The contract follows Shandong Yulong Petrochemical’s earlier award to CLG’s JV owner Chevron Lummus to deliver licensing of its proprietary CDAlky technology to outfit a new 400,000-tpy alkylation unit that will produce very high-octane, gasoline-blending alkylate to improve fuel efficiency and reduce environmental impacts of finished gasoline product at the complex.

The operator also previously contracted Lummus to license proprietary technologies to be implemented at the complex’s two mixed-feed crackers, an ethylbenzene-styrene monomer plant, and two polypropylene plants.

In January 2022, Shaanxi Chemical Construction Engineering Co. Ltd. confirmed it received a nearly 2-billion yuan contract award from Shandong Yulong Petrochemical in late 2021 to deliver engineering and construction on two sections of Phase 1 of the project’s main complex, as well as construction of the refinery’s light hydrocarbon tank farm project.

Scientific Design Co. Inc.—owned by Saudi Basic Industries Corp. and Clariant Ltd.—confirmed its contract award from Shandong Yulong Petrochemical for licensing of Scientific Design’s proprietary ethylene oxide-ethylene glycol technology for the complex’s planned 1.02-million tpy monoethylene glycol plant.

Phase 1 of Shandong Yulong Petrochemical’s planned complex seemingly remains on schedule for startup in June 2023.

S-Oil lets contract for petrochemical expansion at Ulsan integrated complex

Saudi Aramco’s majority owned S-Oil Corp. has let a contract to Lummus Technology LLC to deliver the first commercial deployment of a new crude-to-chemicals process technology for a massive petrochemical expansion at the operator’s 669,000-b/d integrated refining complex in Ulsan, South Korea.

As part of the Dec. 16 contract, Lummus will license its TC2C thermal crude-to-chemicals technology—jointly developed by Lummus, Saudi Aramco Technologies Co., and Chevron Lummus Global (CLG)—for a new steam cracker to be built as part of S-Oil’s recently approved Shaheen project, the service provider said.

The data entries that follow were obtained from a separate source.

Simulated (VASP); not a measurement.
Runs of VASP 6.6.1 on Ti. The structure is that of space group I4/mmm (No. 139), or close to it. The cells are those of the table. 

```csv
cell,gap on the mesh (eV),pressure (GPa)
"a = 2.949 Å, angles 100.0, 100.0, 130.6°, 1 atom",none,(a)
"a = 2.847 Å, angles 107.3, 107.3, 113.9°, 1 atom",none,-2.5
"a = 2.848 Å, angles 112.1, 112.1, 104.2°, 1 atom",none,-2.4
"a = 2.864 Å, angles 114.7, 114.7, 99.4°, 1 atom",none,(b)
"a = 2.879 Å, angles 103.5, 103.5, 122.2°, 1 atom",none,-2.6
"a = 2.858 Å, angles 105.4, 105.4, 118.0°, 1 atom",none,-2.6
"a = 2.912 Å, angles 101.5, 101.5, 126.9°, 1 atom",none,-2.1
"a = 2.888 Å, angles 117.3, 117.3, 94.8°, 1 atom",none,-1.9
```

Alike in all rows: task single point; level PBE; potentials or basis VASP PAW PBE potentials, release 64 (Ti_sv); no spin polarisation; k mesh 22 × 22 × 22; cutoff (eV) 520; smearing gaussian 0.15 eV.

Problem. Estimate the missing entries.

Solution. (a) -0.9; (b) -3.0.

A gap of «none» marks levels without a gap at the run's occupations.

An integrated process that combines Lummus’ ethylene technology, Aramco’s separation and catalyst technologies, and CLG’s hydroprocessing catalysts and reactor technologies, TC2C will equip the new steam cracker to treat the Ulsan refinery’s by-products of naphtha, offgas, and other feedstocks for production of up to 3.2 million tonnes/year of petrochemicals, including ethylene, propylene, butadiene, benzene, and other basic chemicals, according to S-Oil and Lummus.

The new plant also will produce polyethylene to be used as feedstock for making plastics and other synthetic materials.

Scheduled to begin construction in 2023, the expansion at Ulsan is slated for completion in 2026.

S-Oil took final investment decision (FID) to proceed with the planned $7-billion Shaheen project in November 2022.

Alongside enabling S-Oil’s goal of operating more efficiently by recovering and recycling waste heat from the steam cracker and improving Ulsan’s overall energy efficiency, the new Shaheen cracker’s use of TC2C technology also provides potential for reducing carbon emissions at the site while supporting a stable supply of petrochemical feedstock.

Upon completing Shaheen, S-Oil said its volume-based chemical yield will more than double to 25% from 12%.

S-Oil confirmed awarding a contract for engineering, procurement, and construction to a consortium of Hyundai Engineering & Construction Co. Ltd., Hyundai Engineering Co., and Lotte Engineering & Construction Co. Ltd.

Shaheen comes as the second-phase petrochemical expansion at the Ulsan complex, the first phase of which was completed in 2018 and fully commissioned in 2019 at a total investment of $4 billion.


First LNG cargo arrives at Germany’s terminal in Wilhelmshaven

Uniper SE brought Germany’s first full load of LNG to the new Uniper-operated, 7-8 billion cu m/year (bcmy) LNG terminal in Wilhelmshaven (OGJ Online, Mar. 2, 2022). The Maria Energy LNG vessel, owned by Tsakos Energy Navigation, was loaded at Venture Global LLC’s 10-million tonne/year Calcasieu Pass liquefaction plant in Cameron Parish, Louisiana, on Dec. 19, 2022.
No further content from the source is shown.